Sustainability is something that has been on trend in the last few years. While go-green enthusiasts have already adopted sustainability in their dietary plans, bringing this to the fashion industry is quite a challenge. Currently, the fashion industry is growing at a rapid pace.
According to a report from the New York Times, the fashion industry manufactures at least 100 billion garments every year. Now, most of these garments are used for a while and thrown away. Why? Simply because they are not recyclable. Since these garments are not recyclable, they end up on beaches and rivers. As a result, these add to the vulnerability of our planet Earth.
Thus, the fashion industry adds up to 10% of the vulnerability of the planet Earth. The garments that are not recyclable end up in rivers and beaches, creating pollution and carbon emission. According to an estimation, the fashion industry creates more pollution than air traffic and sea shipping combined.
In other words, the garments you wear for a while and through away add up to the earth's vulnerability. More than international shipping and air travel.
What Do Researchers Have to Say?
Charlotte McCurdy is a designer and researcher who has taken this sustainability issue of the fashion industry to a new level. Based on extensive research, Charlotte has come to the conclusion that the making of the fashion industry garments is to be blamed here.
According to the analysis of Charlotte, the fashion industry uses fossil fuels and crude oil to make these products. In garments, for instance, crude oil is the major substance. And so is fossil fuel. Thus, the very making of these fashion products like garments and clothes is responsible for 10% of climate vulnerability. Since fossil fuel and crude oil are considered poisonous for Earth, these add to its vulnerability.
On top of that, these two substances make clothes and garments unfriendly for recycling. This is why people throw their garments into rivers after using them for a while.
Electrifying the Fashion Industry
So, the question remains: Where is the fashion industry headed? Will there be more sustainable and recyclable garments in the upcoming years? Well, it turns out that there is one solution: Electrifying the fashion industry just like the automobile industry.

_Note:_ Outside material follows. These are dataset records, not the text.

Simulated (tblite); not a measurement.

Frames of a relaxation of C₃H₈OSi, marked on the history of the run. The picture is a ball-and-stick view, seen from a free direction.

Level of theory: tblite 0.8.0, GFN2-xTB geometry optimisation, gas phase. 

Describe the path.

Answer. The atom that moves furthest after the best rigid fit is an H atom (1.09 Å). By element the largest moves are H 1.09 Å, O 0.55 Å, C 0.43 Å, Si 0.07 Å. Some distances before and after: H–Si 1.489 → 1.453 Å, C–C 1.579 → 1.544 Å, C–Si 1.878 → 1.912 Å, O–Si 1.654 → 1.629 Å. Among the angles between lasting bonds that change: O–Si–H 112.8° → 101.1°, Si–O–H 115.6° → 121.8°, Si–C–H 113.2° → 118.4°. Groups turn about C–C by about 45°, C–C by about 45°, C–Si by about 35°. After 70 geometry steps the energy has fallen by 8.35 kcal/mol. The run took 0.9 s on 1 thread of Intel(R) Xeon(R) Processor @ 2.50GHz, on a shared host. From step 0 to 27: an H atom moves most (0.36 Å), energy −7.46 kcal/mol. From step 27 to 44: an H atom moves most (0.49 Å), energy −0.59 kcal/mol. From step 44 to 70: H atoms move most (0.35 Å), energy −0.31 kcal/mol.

Charlotte argues that things will change drastically if fashion industries take initiatives like the auto industries. In recent years, automobiles have gone all-electric, saying goodbye to fossil fuels. Thus, the same can be applied to the fashion industry.
Thus, she recommends that fashion industries can opt for “natural substances” like fungus, hemp, bamboo, and eucalyptus to make their products more eco-friendly. With the usage of these substances, fashion products will be more sustainable and recyclable. As a result, this can help the fashion industry play its part in addressing the climate change crisis.